Grand design
Published: 22 June, 2006
Cambridge is about to see its first significant city centre retail development for three decades, as the massive Grand Arcade development begins to take shape.
At the moment three large tower cranes jostle for attention with the gothic spires of the city's colleges and churches. But in less than two years the city will have its first modern shopping mall, providing 450,000 sq ft of retail anchored by a 280,000-sq ft John Lewis store.
Lawrence Chadwick, retail projects director at Grosvenor, has worked in Cambridge for the past 20 years on the abortive scheme for a regional out-of-town mall at Duxford and on the various phases of the Grafton Centre. He explains that a number of factors triggered the Grand Arcade project.
"John Lewis's leases were falling in, and the old Robert Sayle store suffered from a poor trading environment," he says. "If the city had not been able to find a city centre solution for them they would have gone out of town."
The original proposal, drawn up by Shearer Property Group, was to develop a new store fronting St Andrew's Street while John Lewis continued to trade from its old premises. Then John Lewis would take possession of the new store and the mall development would begin on the old site. While it guaranteed John Lewis business continuity, this two-phase approach stretched the development period to an unrealistically long five years.
Grosvenor was initially brought in by USS, the scheme's financial backer, to carry out an audit of the development process, but Chadwick quickly realised that the company's extensive landholdings in the city were the key to streamlining the project.
The solution was to decant John Lewis to a temporary store on Burleigh Street, next to the Grafton Centre, allowing Grand Arcade to be developed in a single phase, slashing the construction period to three years.
Even though the Burleigh Street site only offered 60,000 sq ft of trading space, JLP bought into the solution, and is maximising its trading opportunities by setting up an innovative white goods department and pick-up point on the park & ride site at Trumpington.
The city's magistrates courts have also been relocated to a temporary facility at Trumpington before relocating back to a new facility above the Grand Arcade mall.
Grosvenor developed the site at Trumpington as part of the Section 106 agreement. Initially it had 1,000 car spaces but due to demand this is being extended to 1,500 spaces.
On the main site construction is now well advanced with the anchor store and the multi-storey car park up to their full height. However, Chadwick concedes that the project has not been without its setbacks. The site is next to Cambridge's main telephone exchange, and all of the city's phone lines had to be diverted before site works could begin. And digging a big hole in the middle of a mediaeval city has attracted the archaeologists.
One of the city's biggest-ever digs has resulted in the discovery of the King's Ditch - a fortified earthwork that once encircled the city centre. The developers and contractors have made a virtue of necessity by holding an on-site exhibition, allowing the public to view the archaeologists at work.

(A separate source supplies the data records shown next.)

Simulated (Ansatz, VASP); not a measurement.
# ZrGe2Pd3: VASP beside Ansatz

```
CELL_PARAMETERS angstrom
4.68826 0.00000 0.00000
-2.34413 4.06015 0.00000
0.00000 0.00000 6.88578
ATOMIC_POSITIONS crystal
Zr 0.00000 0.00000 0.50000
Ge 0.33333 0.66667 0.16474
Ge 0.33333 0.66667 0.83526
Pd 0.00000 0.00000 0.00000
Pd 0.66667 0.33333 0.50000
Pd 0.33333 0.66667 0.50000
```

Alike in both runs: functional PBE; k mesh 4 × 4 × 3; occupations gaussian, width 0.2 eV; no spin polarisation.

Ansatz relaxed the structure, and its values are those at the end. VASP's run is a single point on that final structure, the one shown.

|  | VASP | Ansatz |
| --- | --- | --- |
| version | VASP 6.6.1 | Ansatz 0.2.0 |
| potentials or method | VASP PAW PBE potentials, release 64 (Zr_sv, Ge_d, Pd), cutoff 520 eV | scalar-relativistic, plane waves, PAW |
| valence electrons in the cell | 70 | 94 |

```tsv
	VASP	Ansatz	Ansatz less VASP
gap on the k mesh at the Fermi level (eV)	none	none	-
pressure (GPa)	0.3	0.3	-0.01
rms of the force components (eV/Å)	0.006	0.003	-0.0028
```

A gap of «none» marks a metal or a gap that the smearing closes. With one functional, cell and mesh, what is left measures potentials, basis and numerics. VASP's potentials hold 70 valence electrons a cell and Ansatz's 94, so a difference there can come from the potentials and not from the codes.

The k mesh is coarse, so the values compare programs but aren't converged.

For various reasons the construction project - being carried out by Bovis Lend Lease - has become a model for green construction and only 2 per cent of construction waste is going to landfill. Noise and vibration is also a big issue because the site is opposite the University's examination halls. Sound monitors bring all work to a halt if noise at the site boundary exceeds 75db, and so far the project has stayed well within this tolerance.
A further complication has been the need to maintain an access road right through the middle of the site, because this is the only way for lorries to reach Lion Yard's service bay.
In large part due to the flexibility of the construction programme, the project is on schedule for the John Lewis store to open in November 2007, with the mall following in March 2008.
With that in mind, marketing of the mall units is now beginning. Chadwick is confident that the scheme will be well-received by the retailer community. "Cambridge has a fast-growing and affluent population, but there's a total undersupply of retail: the city centre hasn't seen any new retail development since Lion Yard, 30 years ago," he says. "Even a scheme of this size will not meet all of the demand."
To prove his point, Land Securities is pressing ahead with its own Christ's Lane scheme, opposite Grand Arcade, and has secured pre-lettings to Zara, Bank, H&M and Giraffe.
On site at Grand Arcade the line of the L-shaped mall is now visible. St Andrew's Arcade will draw shoppers in through the doors of the old store until they reach the central atrium, which will link the John Lewis store, the car park and the main mall. Turning right here, shoppers will see the lofty main mall leading through to the Lion Yard scheme at the far end.
This part of the scheme will provide the large regular floorplates Cambridge has always lacked, with deep units reaching back beneath the car park.
Above the shops are 950 car parking spaces, replacing those already on site. To avoid road congestion, there is to be no net gain in spaces.
And in true Cambridge style the centre will have 500 cycle spaces, modelled on the cycle park Land Securities created at Whitefriars in Canterbury.
Experian forecasts Grand Arcade will lift Cambridge from 47th to 25th in the national retail hierarchy. There is now tangible evidence on site that this aim is going to be achieved.